Computer system will aid police in speed and efficiency
BY DAN PARKER SOUTH JETTY REPORTER
STAFF PHOTO BY DAN PARKER New computer system Dispatcher Crystal Bath is seated before some of the Port Aransas Police Department’s new computer equipment. The department has started up about $240,000 worth of new equipment that is expected to make police work faster and more efficient.
Port Aransas police recently fired up a new $240,000 computer system that they believe will make their work faster and more efficient.
The system went live on Monday, June 6, culminating about two years of work to research, purchase, install and boot up the system. It includes a server, software and workstations, all new, throughout the police department.
“Our goal is, we should see, hopefully, better response times overall,” said Lt. James Stokes, of the police department. “We should have better turn-around times on reports, getting them kicked out to the public.”
Part of what’s new is a computeraided dispatch system. Also new is a records management system.
“The system we were using before was a DOS (Disk Operating System) that was not very user friendly,” Stokes said. “The one we have now is Windows-based, and it’s very userfriendly.”
The new system will reduce, in a number of ways, the amount of time police spend writing reports, Stokes said.

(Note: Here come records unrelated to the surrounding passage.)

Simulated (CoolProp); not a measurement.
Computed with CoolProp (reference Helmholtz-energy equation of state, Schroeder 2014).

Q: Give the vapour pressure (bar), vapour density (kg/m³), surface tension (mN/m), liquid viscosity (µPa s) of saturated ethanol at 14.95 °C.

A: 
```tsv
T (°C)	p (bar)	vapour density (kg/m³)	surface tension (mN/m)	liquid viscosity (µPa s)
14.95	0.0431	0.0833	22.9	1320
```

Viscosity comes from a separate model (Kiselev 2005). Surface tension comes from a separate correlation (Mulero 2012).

Stokes offered this example: Police reports often have officers entering the same person’s name and identifying information repeatedly if they are both the victim of and witness to a crime. While the old system required manual input of that information repeatedly, the new system will require just a few clicks of a mouse to get the job done, Stokes said.
With the old system, if a piece of suspected stolen property is found, police would have to do a highly specific search of their records to be able to tell if they had information that the property had been reported stolen. If the records search isn’t done specifically enough, an officer might not be able to find a record of such a piece of stolen property even if it’s in the system, Stokes said.
With the new system, an officer can make a query, and records of a number of objects generally fitting the description will pop up, Stokes said.
The new system will be better at helping police recognize patterns in crime, like whether a number of burglaries appear to have been committed by the same person, based on descriptions of how the crime was committed.
The new system will work well with computer terminals that officers will be getting in their patrol cars in the near future, Stokes said. The terminals will give officers a number of new abilities, such as receiving transmissions of mug shot photos while they’re still in the field, he said. Officers also will be able to type in reports while they’re still out on patrol.
The terminals are being financed through a $50,000 grant that PAPD won several months ago from the U.S. Department of Justice.